The research project ‘Disaster Relief Simulation’ is dealing with the issue of resource allocation, information asymmetry and collaborative planning at the site of emergencies. The focus is to develop optimal decision-making strategies using a theoretic simulation approach. This simulation allows to derive and evaluate different communication and management strategies. The results should help to set up and calibrate an information system which is tracking the resources on a disaster site and should provide relevant information to the different actors. Therefore the system provides an algorithmic-filtered information stream for the officers and decision makers, allowing them to make optimal just-in-time decisions. A real-world mobile system has been developed, calibrated and calibrated by this study.
The concepts of the research project have been implemented and tested with an NGO in Austria. The prototypic implementation is called FARMS and stands for “First Action Resource Management System”. It is expressing the purpose of managing and guiding resources in disaster release scenarios.
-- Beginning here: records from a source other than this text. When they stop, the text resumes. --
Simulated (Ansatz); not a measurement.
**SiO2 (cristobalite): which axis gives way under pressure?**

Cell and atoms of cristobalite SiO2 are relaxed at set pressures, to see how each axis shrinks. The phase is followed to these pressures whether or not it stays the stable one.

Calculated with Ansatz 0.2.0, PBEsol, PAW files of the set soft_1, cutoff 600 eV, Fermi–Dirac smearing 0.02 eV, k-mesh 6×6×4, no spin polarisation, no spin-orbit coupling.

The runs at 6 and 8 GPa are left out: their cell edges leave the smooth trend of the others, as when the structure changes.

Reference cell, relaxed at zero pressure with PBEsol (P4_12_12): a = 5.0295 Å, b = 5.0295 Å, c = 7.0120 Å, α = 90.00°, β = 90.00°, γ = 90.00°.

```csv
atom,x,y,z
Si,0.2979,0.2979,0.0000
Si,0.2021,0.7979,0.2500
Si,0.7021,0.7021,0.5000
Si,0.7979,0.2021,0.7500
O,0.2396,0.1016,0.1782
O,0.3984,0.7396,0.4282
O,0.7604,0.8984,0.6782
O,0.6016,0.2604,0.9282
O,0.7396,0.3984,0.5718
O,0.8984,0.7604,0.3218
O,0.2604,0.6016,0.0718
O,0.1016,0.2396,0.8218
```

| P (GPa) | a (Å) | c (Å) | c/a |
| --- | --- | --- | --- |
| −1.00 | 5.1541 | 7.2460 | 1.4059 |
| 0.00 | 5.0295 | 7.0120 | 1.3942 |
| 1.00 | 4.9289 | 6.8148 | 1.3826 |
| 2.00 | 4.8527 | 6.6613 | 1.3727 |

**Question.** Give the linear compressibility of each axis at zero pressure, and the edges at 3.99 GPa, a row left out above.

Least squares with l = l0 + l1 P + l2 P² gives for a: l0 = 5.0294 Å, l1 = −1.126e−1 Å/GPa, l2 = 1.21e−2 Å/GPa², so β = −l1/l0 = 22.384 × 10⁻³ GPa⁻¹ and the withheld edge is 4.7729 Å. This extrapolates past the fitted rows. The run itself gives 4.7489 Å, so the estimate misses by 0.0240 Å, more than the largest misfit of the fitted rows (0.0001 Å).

Woeckl: Location-based resource management and collaborative planning in the field of disaster relief operations. POMS Singapore (2014)
Woeckl: Just-in-time classification of location-based data to optimize assignment and routing decisions in supply chains. POMS Singapore (2014)
In the field of an disaster relief operation its critical to gather and distribute knowledge about the actual status of the operation – which is highly dynamic and therefore changing over time. Here we introduce an advanced planning & decision support system to collaboratively capture and share information within a decentralized and dynamic structure. Dynamic algorithms are used to aggregate the information and to redistribute the optimization results and strategic decisions supported by the aggregated data. The system is able to form an ad-hoc network, using mobile phones as location-based data-collection clients and mobile servers as a data back-end.
Based on location-based transaction data (e.g. pictures, routes, descriptions, status reports) captured by a decision support system in the field of disaster relief and supply chains management in general, an optimal assignment of resources to events and an optimal routing should be derived. Big data algorithms are applied to classify the actual situational data and to calibrate the decision rules for the required just-in-time assignment and routing decision of resources. The unstructured high-dimensional input data are enriched by expert knowledge forming a judgmental forecast system, which is used to control the effect of the decisions on supply chain performance measures.